The boring revolution

The boring revolution

At the beginning of my studies, I had a lively discussion with friends at AIESEC - the world's largest sustainability-focused youth-led organization, which I highly recommend, for you and your kids (not only because of the dancing). We talked about how to keep your values when ascending the corporate ladder. Would you be more successful in changing the world as an outside activist? Or would it be possible to navigate the paradox of (1) succeeding in a culture that rewards profit above else, while (2) implementing meaningful sustainability initiatives, often at odds with profit-making??

The consensus was clear: by the time of reaching an influential position in a corporation, one would have been compromised by corporate greed, so that it would be impossible to create positive impact. Therefore, it would be more effective to be an activist or social entrepreneur which allowed you to play by your own rules of creating a more responsible business landscape.

Looking at the history of the corporate world since the time of this discussion, all indications are that we were right. Even well-meaning, and personally inspirational figures like Paul Polman at Unilever have failed to transform their organizations sustainably (in the long-term effect sense of the word). In 2018, shortly before he stepped down as CEO, the company pledged to ensure 100% of its packaging is reusable, recyclable or compostable. In 2018, this ratio stood at 50%, and in the 3 years after Polman's departure, the company advanced an 'impressive' (European sarcasm here) 3%.

But looking at these numbers with a Germanic (although I'm Austrian) pragmatic perspective, they simply show how difficult it is to create lasting change, even if the guy on the top really, really wants it. It’s not only that staying true to your values in a corporate environment is incredibly challenging, but also the massive size of corporations that make implementation of sustainability initiatives at all levels a monumental task.

However, there is change on the horizon, showing itself in a fairly boring, but effective aspect of the corporate world: reporting requirements. While sustainability reporting has until now been mostly voluntary, more and more governments, authorities and, most importantly, investors are making it mandatory. Especially the EU Corporate Sustainability Disclosure Regulation and the IFRS Sustainability Disclosure Standards (which have already been adopted as disclosure requirements by 14 stock exchanges) are changing the game. The EU is known for imposing its will on the world, but the IFRS is a somewhat more unexpected and much more significant actor. The organization that has become the consensus for financial accounting practices is now creating a consensus for connecting financial and sustainability reporting. Connecting financials (that as well know are the main purpose of large corporations) with sustainability information is an immense step towards making companies accountable for their environmental and social impact. That this connection is now driven by the organization that accomplished standardization of how companies report their financials to governments and investors indicates a significant cultural shift in how the corporate world operates.

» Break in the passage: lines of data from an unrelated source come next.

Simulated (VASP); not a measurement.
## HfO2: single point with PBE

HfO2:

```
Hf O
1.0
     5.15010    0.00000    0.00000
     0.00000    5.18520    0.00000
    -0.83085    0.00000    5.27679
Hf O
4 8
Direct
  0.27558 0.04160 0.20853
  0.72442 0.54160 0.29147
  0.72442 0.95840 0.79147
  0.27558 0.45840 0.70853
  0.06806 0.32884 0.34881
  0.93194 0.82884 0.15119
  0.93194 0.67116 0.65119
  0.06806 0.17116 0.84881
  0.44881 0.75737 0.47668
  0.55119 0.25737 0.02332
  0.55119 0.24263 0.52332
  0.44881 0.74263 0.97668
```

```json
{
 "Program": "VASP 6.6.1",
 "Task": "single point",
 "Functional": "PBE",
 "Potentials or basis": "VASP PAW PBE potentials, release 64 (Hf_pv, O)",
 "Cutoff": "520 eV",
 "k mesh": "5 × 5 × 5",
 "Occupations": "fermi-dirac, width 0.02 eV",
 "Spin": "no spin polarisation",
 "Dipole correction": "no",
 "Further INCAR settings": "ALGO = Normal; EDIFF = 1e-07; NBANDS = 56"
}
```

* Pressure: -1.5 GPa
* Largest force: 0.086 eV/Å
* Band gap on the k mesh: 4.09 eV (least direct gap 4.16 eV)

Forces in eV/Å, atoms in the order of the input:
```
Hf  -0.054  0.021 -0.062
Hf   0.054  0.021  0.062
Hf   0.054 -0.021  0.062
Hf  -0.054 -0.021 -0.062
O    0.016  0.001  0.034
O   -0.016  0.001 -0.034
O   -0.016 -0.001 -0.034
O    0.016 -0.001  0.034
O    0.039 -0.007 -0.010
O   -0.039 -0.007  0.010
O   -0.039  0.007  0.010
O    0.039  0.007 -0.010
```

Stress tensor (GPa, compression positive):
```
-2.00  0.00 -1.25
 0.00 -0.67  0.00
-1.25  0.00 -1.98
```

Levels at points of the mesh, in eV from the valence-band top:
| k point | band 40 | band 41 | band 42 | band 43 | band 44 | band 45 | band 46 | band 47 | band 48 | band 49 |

Creating mandatory integrated reporting standards will eventually drive the alignment of all levels of organizations towards more sustainable practices. Consider that a simple worker is primarily interested in earning a living, while many executives focus on advancing their careers and salaries. In a setting where sustainability reporting is voluntary, responsible business practices have little chance of adoption among these groups. However, when integrated reporting becomes mandatory, sustainability suddenly has to become everyone's business. Particularly finance and sustainability professionals will need to understand each others' work much more intensively, which will create innovation in sustainable, yet profitable operations.

While I am very hopeful for the future, there is still a long way to go, and integrated reporting concepts still have to proof their effectiveness. One of the main criticisms is that these concepts create a large amount of additional data collection and reporting requirements, therefore increasing costs of doing business. It remains to be seen if effective technology solutions for integrated reporting will be developed, and/or if investors and other capital providers follow through with their promises of allocating capital preferably to companies that can demonstrate sustainability and financial value. In most other jurisdictions outside the EU, integrated reporting standards also still need to be implemented into national laws. Yet, the 14 stock exchanges (representing more than 50% of market capitalization, outside the US) have already started the process of adopting IFRS Sustainability Reporting Standards, and will require companies to report as early as 2025. Finally, as with any regulation, effective implementation, and, in the case of reporting, verification (assurance) mechanisms need to be followed to ensure the rules are actually applied in the way they are meant to be used.

Despite these concerns, I believe that we are seeing the end of corporations that are primarily profit-driven. Integrated reporting standards, as well as other, more industry-specific sustainability standards, are receiving strong support from not only government and financial institutions, but also from the non-profit sector. This is a strong indication that the time of entirely profit-driven corporations might be ending.

My university friends and I were right in our assessment 15 years ago. However, now is time for the activists and social entrepreneurs to partner more strongly with, or even join large corporations to be part of this exciting development towards more responsible companies.